The 32
An anthology of Irish working class voices
Edited by Paul McVeigh
Unbound publications
I love hearing my mams stories. Born in inner city dublin in 1936 her family soon moved lock stock and barrel to the countryside that was Whitehall. My mam tells tales of her mother living in a Henrietta Street tenement, a story of a British soldier being kind in 1916 while her mother was looking for sweets on Parnell Street. She talks of visits to relatives when they were kids in pigtails. “Don’t accept any food” they were told, “We don’t want the family thinking we are poor”. Or on her wedding day on st Stephen’s day, the day after Christmas. The priest wanted her to leave through the back door as the conveyor belt of weddings was on for the day. “No thanks Father”, said her Dad. “She will leave the way she came in”. Their wedding reception was held in her house, 2 sittings for dinner which was laid out in one of the bedrooms with Jelly setting in the bath.

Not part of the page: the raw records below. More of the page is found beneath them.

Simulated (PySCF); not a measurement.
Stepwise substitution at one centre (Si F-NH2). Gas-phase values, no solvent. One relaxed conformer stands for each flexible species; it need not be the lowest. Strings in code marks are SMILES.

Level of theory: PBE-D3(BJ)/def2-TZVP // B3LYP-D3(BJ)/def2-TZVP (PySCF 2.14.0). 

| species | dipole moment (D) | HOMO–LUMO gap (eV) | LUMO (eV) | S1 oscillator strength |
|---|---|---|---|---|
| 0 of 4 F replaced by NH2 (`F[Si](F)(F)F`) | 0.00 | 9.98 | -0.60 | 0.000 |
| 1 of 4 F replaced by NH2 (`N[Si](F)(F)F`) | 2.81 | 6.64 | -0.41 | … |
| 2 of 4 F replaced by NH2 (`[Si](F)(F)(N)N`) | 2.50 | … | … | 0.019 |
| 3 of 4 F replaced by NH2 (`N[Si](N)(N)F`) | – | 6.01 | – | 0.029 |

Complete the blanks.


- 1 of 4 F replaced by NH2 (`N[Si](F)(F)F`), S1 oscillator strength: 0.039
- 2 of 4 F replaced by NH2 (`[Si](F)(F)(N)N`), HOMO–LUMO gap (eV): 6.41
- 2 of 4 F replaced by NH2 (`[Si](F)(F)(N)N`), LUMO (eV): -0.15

My Dad grew up in Ballybough, swimming in the Tolka and helping out in st annes with horses. His jobs were ones of tough labour, a coal man, a milkman, a crane driver and finishing as an oil tanker driver. He was always grateful for his pay packet. As we drove around the country on our holidays or Sunday afternoons he would point to landmarks (such as the statue in Dollymount) and talk about the work he put into digging foundations. “I put that there” he would exclaim pointing at various landmarks.
I remember we had a tree in our back garden. It was shadowing the kitchen and my parents felt it needed to come down. My dad tied a rope around the tree and pulled it down with his bare hands. I’m not messing. Bare hands.
It was growing up in Donnycarney that made me aware of class. My Dad was proud to be working class. His was a life of Labour, a strong trade unionist and a believer in helping his neighbour. Our hall door was never locked as kids. Everyone was welcome. We travelled to the at Patrick’s day parade every year. Looking forward to seeing what float Chubb alarm had prepared or how cold the marching bands would be. We planted ourself on O’Connell street and waited for hours. My real introduction to class was when my dad wouldn’t let us go into McDonald’s to use the toilet one year. Never ever cross a picket line he told us. No matter what. I just needed to see but I’d have to wait.
I was nearing the end of secondary school when talk of careers reared it’s head. What about college I meekly said. “Don’t be bothering with that. Get out and earn”. When I eventually got my permanent pensionable job in a time when so many were fleeing the country my parents were proud as punch. I was full into punk rock at this stage and so many people I knew were going to college or taking a year out. I couldn’t grasp how they could afford it and despite being interested in the anarchist expressions of freedom I really felt that this was a preserve of the rich. They could afford to drop out.
And so my Mam finished school at 14 and got a job in Cadbury’s, an apprentice confectioner. We grew up hearing the stories of the factory floor and the nights dancing, walking home and going to work the next day. That all stopped when she got married. Life took a different turn and she never questioned it.
All that to me is working class in an era where the country was finding its feet and thankfully then a realisation that all people are equal. That is still meandering slowly along and this book reflects that world and shows that despite the veneer of equality those who are born poorer invariably stay poorer and these writers become the exception (and inspiration).